Keep the ribbon straight. The instant is immutable; the timezone is just a lens.
Minimal example: parsing, now, and formatting
Add chrono to your dependencies. Version 0.4 is the stable release used across the ecosystem.
[dependencies]
chrono = "0.4"
This example shows the core workflow: parse a string, get the current time, and format for display.
use chrono::{DateTime, NaiveDateTime, Utc, Local, TimeZone};
/// Demonstrates basic chrono operations: parsing, current time, and formatting.
fn main() {
// Parse a string into a naive datetime.
// parse() uses the FromStr trait, which expects ISO 8601 by default.
// This returns a Result; unwrap() panics if the string is invalid.
let naive: NaiveDateTime = "2023-10-27 14:30:00".parse().unwrap();
println!("Naive: {}", naive);
// Get the current instant in UTC.
// Utc::now() returns a DateTime<Utc>, which is timezone-aware.
// UTC is the anchor for storage and exchange.
let now_utc: DateTime<Utc> = Utc::now();
println!("UTC: {}", now_utc);
// Format the time for display.
// format() returns a DelayedFormat object, not a String.
// The formatting happens only when you print it or convert it.
// This lazy evaluation saves allocations in hot loops.
println!("Formatted: {}", now_utc.format("%Y-%m-%d %H:%M:%S"));
}
Convention aside: chrono's format() is lazy. It returns a DelayedFormat that computes the string only when printed. This saves allocations. If you need to store the string, call .to_string(). Don't assume format() gives you a String.
Walkthrough: what happens under the hood
When you call parse(), chrono scans the string and builds a NaiveDateTime. It validates the calendar math: is October the 10th month? Yes. Is 30 a valid hour? No. If the string is garbage, parse() returns an Err. You must handle that error, or use unwrap() for quick scripts.

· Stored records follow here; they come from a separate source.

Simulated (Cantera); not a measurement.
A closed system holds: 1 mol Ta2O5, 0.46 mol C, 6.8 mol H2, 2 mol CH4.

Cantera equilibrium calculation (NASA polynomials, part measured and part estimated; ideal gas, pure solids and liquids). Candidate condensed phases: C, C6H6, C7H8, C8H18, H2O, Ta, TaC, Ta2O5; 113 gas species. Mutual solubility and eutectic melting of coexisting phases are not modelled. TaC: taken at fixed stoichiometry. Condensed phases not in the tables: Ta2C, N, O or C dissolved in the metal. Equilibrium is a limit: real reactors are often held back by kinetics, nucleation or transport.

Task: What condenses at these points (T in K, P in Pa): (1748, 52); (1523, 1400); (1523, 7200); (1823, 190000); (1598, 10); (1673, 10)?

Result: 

Utc::now() talks to the operating system to get the current instant and wraps it in the UTC timezone. UTC is the universal reference point. It never shifts for daylight saving. When you print a DateTime<Utc>, chrono formats it with a +00:00 or Z suffix to show the offset.
format() uses specifiers like %Y for the four-digit year and %m for the zero-padded month. The syntax matches C's strftime. If you try to store now.format(...) in a String variable, the compiler rejects you with E0308 (mismatched types). format() returns a formatter object. Call .to_string() to materialize the string.
Realistic example: logs, timezones, and expiration
Real code rarely stops at printing. You parse logs, convert timezones for users, and calculate expiration windows. This example shows a function that processes a log entry, converts it to local time, and computes an expiration timestamp.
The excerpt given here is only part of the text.